Pittsburgh Penguins Head Coach Mike Sullivan is not thrilled with the controversy surrounding his team's decision to visit the White House in celebration of their Stanley Cup victory. The Penguins, who also visited the White House when they won the Stanley Cup during the George H.W. Bush and Barack Obama eras, issued a statement saying that they are still planning on visiting to celebrate their 2017 victory, saying that they respected the office of the presidency. In response to this, many people, including former players, have criticized the team's decision and accused them of supporting the Trump administration.
Sullivan has had it with these allegations, and said that the team has taken no political stances whatsoever. He said his team "have chosen not to use this platform to take a stance," despite claims of the contrary.
“There appears to be a perception out there that because our organization has made a decision to accept the invitation to the White House that we have taken a stance on the issue, when the reality is it’s just the opposite,” Sullivan said. “We haven’t take any stance. The Penguins as an organization and our players have chosen not to use this platform to take a stance. There appears to be a perception that we have. It’s wrong.”
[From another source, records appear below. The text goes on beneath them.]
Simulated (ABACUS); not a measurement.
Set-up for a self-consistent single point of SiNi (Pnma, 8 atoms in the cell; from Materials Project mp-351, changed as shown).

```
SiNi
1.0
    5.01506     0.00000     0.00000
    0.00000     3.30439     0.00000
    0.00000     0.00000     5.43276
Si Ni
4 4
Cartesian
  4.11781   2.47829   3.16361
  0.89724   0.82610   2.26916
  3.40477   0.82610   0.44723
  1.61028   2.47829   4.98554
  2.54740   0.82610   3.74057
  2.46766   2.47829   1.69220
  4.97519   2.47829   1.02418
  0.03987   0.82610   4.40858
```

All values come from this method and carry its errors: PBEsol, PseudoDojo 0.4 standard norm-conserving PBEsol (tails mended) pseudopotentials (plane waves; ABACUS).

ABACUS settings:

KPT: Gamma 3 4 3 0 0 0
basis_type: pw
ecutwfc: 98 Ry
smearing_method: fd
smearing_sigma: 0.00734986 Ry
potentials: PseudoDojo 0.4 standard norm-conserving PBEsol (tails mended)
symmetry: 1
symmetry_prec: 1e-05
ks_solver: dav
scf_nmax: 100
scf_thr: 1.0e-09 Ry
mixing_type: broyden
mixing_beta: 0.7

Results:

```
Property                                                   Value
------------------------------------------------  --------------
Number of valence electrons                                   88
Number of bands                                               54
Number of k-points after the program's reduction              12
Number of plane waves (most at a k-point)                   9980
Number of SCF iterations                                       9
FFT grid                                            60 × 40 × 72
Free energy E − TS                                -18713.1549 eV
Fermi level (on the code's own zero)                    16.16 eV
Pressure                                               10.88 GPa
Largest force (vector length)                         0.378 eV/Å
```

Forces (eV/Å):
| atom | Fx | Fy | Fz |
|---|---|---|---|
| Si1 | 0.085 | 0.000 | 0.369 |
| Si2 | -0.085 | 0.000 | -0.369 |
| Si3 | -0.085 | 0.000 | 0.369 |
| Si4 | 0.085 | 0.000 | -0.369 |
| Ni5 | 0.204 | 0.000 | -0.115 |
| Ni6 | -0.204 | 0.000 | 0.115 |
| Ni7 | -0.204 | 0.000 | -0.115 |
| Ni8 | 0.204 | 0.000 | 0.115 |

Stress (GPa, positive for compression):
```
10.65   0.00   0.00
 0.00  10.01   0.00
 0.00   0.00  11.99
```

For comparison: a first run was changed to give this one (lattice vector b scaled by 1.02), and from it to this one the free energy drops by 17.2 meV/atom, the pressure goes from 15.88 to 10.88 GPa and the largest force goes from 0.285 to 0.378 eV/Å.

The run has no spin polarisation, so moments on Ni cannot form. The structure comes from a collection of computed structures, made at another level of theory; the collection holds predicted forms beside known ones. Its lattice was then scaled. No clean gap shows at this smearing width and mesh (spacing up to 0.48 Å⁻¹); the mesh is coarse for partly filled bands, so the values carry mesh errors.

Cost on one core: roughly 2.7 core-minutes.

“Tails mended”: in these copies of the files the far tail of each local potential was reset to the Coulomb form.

Further, Sullivan defended Penguins Captain Sidney Crosby, who said that he considered being invited to the White House "an opportunity" and a "great honor" and that he planned on going. In response to this comment, Crosby, a native of Nova Scotia, has been called everything from a racist to a Trump supporter. Sullivan said that it was unfair that Crosby had been singled out and criticized for his opinion, and that he's a "good person."
“Now that we’re on the subject,” Sullivan continued Wednesday, “the fact that people seem to think that ‘Sid’ needs to bear this burden of responsibility is unfair. This guy does nothing but come to the rink, help the Penguins win championships and be a good person every day. That’s how we see it.
“Having said that, we have respect for those that choose to express themselves differently. I wish we would receive the same respect in return. I wish our captain would as well.”
Interestingly enough, the Penguins owner is a Democratic donor who used to work for Bill Clinton.
I agree with Sullivan, and I also think it's not the best idea to question athletes about their stances on controversial issues. If the athlete in question wants to bring it up, that's fine, but let's be honest: there's probably nothing an athlete will say that will make everyone happy (See Matthews, Auston), and all this is going to do is make people mad, regardless of what they answer.
Sidney Crosby has been playing high level hockey since his early teen years, and even cut an advertisement for Reebok about how he basically had no normal life experiences due to how he's devoted his life to the sport. He's not going to be some kind of woke sage who knows how to delicately handle controversial issues. Ironically, Crosby probably didn't want to cause controversy like Bruins' goaltender Tim Thomas did in 2011 when he skipped the White House visit. He wants to play hockey. Let him. If he wants to wander into politics, let him--but for God's sake, don't make him.